Connecting a CNN model to a LSTM/GRU layer for image predictions

d3tk · November 23, 2022, 8:41pm

I have a dataset of images and then a continuous value. I’m using a CNN model to predict that value from the image. The images and values are in a time series, so I’d like to connect a GRU or LSTM to the CNN layers, but I’m having trouble doing so. The input is images that are (1,360,360) since they’re black and white, and I’d like to input a sequence of 12 images in the series at a time. This is my model thus far:

class CNN_GRU(nn.Module):
  def __init__(self):
    ## Pool, ReLU, Dropout
    super().__init__()

    ## CNN
    self.cnn = torch.nn.Sequential(
      nn.Conv2d(in_channels=1, out_channels=4, kernel_size=9, stride=5), 
      nn.ReLU(), 
      nn.MaxPool2d(kernel_size=4, stride=(2,2)), 
      nn.Conv2d(in_channels=4, out_channels=8, kernel_size=5, stride=1, padding='same'), 
      nn.ReLU(), 
      nn.MaxPool2d(kernel_size=3, stride=(2,2)), 
      nn.Conv2d(in_channels=8, out_channels=16, kernel_size=3, stride=1, padding='same'), 
      nn.ReLU(), 
      nn.Conv2d(in_channels=16, out_channels=8, kernel_size=3, stride=1, padding='same'), 
      nn.ReLU(), 
      nn.Conv2d(in_channels=8, out_channels=8, kernel_size=3, stride=1, padding='same'), 
      nn.ReLU(), 
      nn.MaxPool2d(kernel_size=3, stride=(2,2)), 
      nn.ReLU(), 
      nn.Dropout(0.5)
      )
    ## LINEAR
    self.linear = torch.nn.Sequential(
      nn.Linear(in_features = 784 ,out_features=200), 
      nn.ReLU(), 
      nn.Dropout(0.5), 
      nn.Linear(in_features=200, out_features=100), 
      nn.ReLU(), 
      nn.Dropout(.25),
      nn.Linear(in_features=100, out_features=20), 
      nn.ReLU(), 
      nn.Linear(in_features=20, out_features=1)
    )
    
    ## GRU layer
    self.GRU = nn.GRU(input_size=392, hidden_size=1, num_layers=3, batch_first=True)
  

  def forward(self, x):

    print("0: ", x.shape)
    cnn_output = self.cnn(x)
    print("Cnn output: ", cnn_output.shape)
    cnn_output = cnn_output.flatten()
    print("Cnn output: ", cnn_output.shape)

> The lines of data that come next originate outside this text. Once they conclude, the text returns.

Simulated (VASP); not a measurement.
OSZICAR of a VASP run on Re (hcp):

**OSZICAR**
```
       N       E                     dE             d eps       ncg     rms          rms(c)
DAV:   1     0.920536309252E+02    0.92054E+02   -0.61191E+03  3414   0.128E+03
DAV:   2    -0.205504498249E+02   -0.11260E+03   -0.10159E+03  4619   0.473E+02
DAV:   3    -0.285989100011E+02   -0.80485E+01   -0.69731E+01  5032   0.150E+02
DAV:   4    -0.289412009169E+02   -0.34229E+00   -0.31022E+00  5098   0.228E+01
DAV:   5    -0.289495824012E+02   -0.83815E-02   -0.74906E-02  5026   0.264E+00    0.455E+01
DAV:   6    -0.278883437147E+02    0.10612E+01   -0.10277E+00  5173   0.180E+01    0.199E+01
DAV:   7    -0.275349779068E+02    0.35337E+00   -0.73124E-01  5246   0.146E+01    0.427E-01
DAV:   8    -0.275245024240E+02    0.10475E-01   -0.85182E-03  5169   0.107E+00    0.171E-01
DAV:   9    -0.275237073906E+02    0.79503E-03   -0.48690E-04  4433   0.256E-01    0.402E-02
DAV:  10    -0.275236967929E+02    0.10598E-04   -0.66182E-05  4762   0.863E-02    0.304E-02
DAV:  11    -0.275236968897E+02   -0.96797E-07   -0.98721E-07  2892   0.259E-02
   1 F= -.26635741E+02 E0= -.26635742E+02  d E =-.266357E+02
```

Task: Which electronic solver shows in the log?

    gru_output, _h_o = self.GRU(cnn_output)
    print("gru_output: ", gru_output.shape)

    linear_output = self.linear(gru_output)
    

    return linear_output

The error I get is that the GRU expects 3 dimensions (batch, sequence length, input size) and my input is 5 dimensions. How can I reshape my input, or am I going about this in the complete wrong way?